Challenge 03: design a monitoring and alerting strategy

Estimated Time and Cost

75-90 min | Estimated cost: $5-15 | Exam Weight: 25-30%

Introduction

TailSpin Toys operates a global e-commerce platform built on Azure. Their architecture includes an Azure Front Door for global load balancing, Azure App Services in two regions (East US and West Europe), Azure SQL Database with geo-replication, Azure Cache for Redis, and Azure Functions for order processing. The platform handles 50,000 concurrent users during peak hours and has defined the following service level objectives (SLOs):

Homepage load time: under 2 seconds (p95)
API response time: under 500ms (p95)
Order processing: completed within 30 seconds
Platform availability: 99.95% monthly uptime

Currently, the team only discovers outages when customers complain on social media. There are no proactive alerts, no dashboards for executive visibility, and no automated remediation. Last Black Friday, a Redis cache exhaustion issue caused a 45-minute outage that cost $2M in lost revenue. The operations team wants to detect and respond to similar issues automatically in the future.
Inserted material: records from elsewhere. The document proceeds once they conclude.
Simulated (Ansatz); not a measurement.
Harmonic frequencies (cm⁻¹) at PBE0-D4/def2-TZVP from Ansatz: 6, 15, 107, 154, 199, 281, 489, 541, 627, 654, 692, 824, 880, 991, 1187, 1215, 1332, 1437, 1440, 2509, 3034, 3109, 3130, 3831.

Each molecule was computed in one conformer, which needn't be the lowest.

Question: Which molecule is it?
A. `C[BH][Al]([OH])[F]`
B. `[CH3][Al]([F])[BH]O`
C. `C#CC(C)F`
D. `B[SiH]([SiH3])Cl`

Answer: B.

Your task is to design a comprehensive monitoring and alerting strategy that provides early warning of degradation, automated responses to known failure patterns, and executive-level visibility into platform health.

Exam skills covered

Recommend a monitoring solution
Recommend a logging solution
Recommend a solution for routing logs

Design tasks

Part 1: monitoring architecture design

Design the monitoring stack for TailSpin Toys, specifying:
- Which Azure Monitor features to use for each tier (infrastructure, application, business)
- Where Application Insights fits vs. Azure Monitor Metrics vs. Log Analytics
- How to achieve end-to-end transaction tracing across Front Door, App Service, Functions, and SQL
Create a monitoring coverage matrix:

Monitoring Coverage Matrix

Click each cell to reveal the answer. Think about your answer first!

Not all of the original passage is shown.